For the same reason they are unable to deliver a coherent language, or stable and working developer tools; a bunch of out-of-touch, overpaid, bored, assholes design features and products to satisfy their own boredom, rather than what the market needs, while a bunch of tin men sit on top, with zero taste and no understanding of the market or audience.


Crazy how we’re all supposed to just move on from expandability and repairability because we’re supposed to just be used to things being worse now. Feels like the same thing people will say about Apple’s software quality a few years from now.


I don’t understand how MSI, for instance, can throw out so many random tower motherboards over the course of a year in numbers that must, for some, expect to sell as many as the Mac Pro — if not fewer — but Apple can’t release one annually.

A tower is an engineering softball! Fans galore. No constraint from space! Throw extra liquid cooling around and see how hard it runs! You don’t even have to make anything for the slots; let others do it.

Just the Studio on a board with slots would work. How much engineering could that take?

Simply having the sports car in your lineup has to be worth the cost.

Such an own goal, but not just one, an own goal over and over, every game for years.


> The mystery is why Apple seemed to repeatedly come up with designs that were not what customers were asking for and why it couldn’t manage to do basic speed bump updates.

The same could be said about mouses. Apple hasn't been able to ship a decent mouse in the last 28 years.


The Mac Pro's last decade and a half is a story of misplaced paranoia, incompetence, and arrogance. There is no reason it had to go this way, but Apple continually committed own goals before finally putting customers out of their misery.

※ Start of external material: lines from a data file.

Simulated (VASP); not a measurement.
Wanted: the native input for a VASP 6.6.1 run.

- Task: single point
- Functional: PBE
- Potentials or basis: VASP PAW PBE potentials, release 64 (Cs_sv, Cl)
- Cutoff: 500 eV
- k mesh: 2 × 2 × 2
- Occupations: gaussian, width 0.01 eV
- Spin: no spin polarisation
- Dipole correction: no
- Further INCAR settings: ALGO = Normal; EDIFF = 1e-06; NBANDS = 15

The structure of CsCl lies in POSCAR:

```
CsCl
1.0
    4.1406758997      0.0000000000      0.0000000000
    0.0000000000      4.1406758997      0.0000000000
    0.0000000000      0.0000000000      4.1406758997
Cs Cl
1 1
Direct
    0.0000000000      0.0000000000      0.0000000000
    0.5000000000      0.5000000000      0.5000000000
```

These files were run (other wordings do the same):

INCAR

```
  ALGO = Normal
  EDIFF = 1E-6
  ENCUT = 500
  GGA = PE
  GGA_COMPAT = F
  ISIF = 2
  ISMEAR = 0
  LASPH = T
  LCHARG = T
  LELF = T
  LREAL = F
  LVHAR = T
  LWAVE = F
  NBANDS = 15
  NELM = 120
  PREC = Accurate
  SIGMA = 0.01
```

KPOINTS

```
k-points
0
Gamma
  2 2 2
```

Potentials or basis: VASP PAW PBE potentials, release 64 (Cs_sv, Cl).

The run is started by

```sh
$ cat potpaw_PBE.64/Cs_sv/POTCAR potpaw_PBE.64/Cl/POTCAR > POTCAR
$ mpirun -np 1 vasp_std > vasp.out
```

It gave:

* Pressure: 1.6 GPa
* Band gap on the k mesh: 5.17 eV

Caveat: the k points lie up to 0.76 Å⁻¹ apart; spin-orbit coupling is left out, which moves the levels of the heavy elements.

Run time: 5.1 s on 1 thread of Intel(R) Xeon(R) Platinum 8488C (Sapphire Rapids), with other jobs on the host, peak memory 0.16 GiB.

The trashcan Mac Pro on release was obviously the wrong product for workstation customers. Say what you will about bad bets on dual GPUs, but even if it just ran a single GPU, it was a bad idea. Workstation customers just want a big box. Apple took a tool and made a consumer product out of it. The marketing, starting from "Can't innovate anymore..." at the reveal was coming from an executive team that saw the media crowning Samsung the forever king of mobile with a washed post-Jobs Apple. They were clearly taking it personally to an almost paranoid degree. I remember seeing pre-roll ads in movie theaters for the thing which is how off target the marketing was. They were treating it like an iPhone!

When they finally seemed to collectively realize years too late that they had made a bit of a gigantic blunder with this thing, they did the roundtable. The sensible, smart thing would be to release exactly the product that workstation customers wanted with no BS. Hell, even reuse the cheese grater design if you still have the molds and want to save money. But because modern Apple is at times overly concerned with things "Only Apple" can make, they took way too long to release a too expensive and overly engineered workstation and display. You release the Mac Pro and a standalone 5K display in early to mid 2018 - and in this instance where they are simply putting the 5K iMac display in a new enclosure plus making a Xeon desktop Mac, such a thing was absolutely doable in that timeframe - maybe the Pro at least has a bit more time in the sun. Maybe it can even assemble a decent customer base before Apple Silicon that can convince higher ups it should stick around! Instead, it withered on the vine again with a "We Tried" update that pleased almost nobody. Then they killed it.


The 2006 era Cheesegrater Mac Pro was the last good Mac Pro. I miss it. That was also the last era of "good" macOS releases (before Apple became The iPhone Company).

Everything after the cheesegrater was a downgrade.

The Trash Can was a dumpy design exercise with no strategy or understanding of market. Heating issues and other problems galore. It was like the defective butterfly keyboard of Macs.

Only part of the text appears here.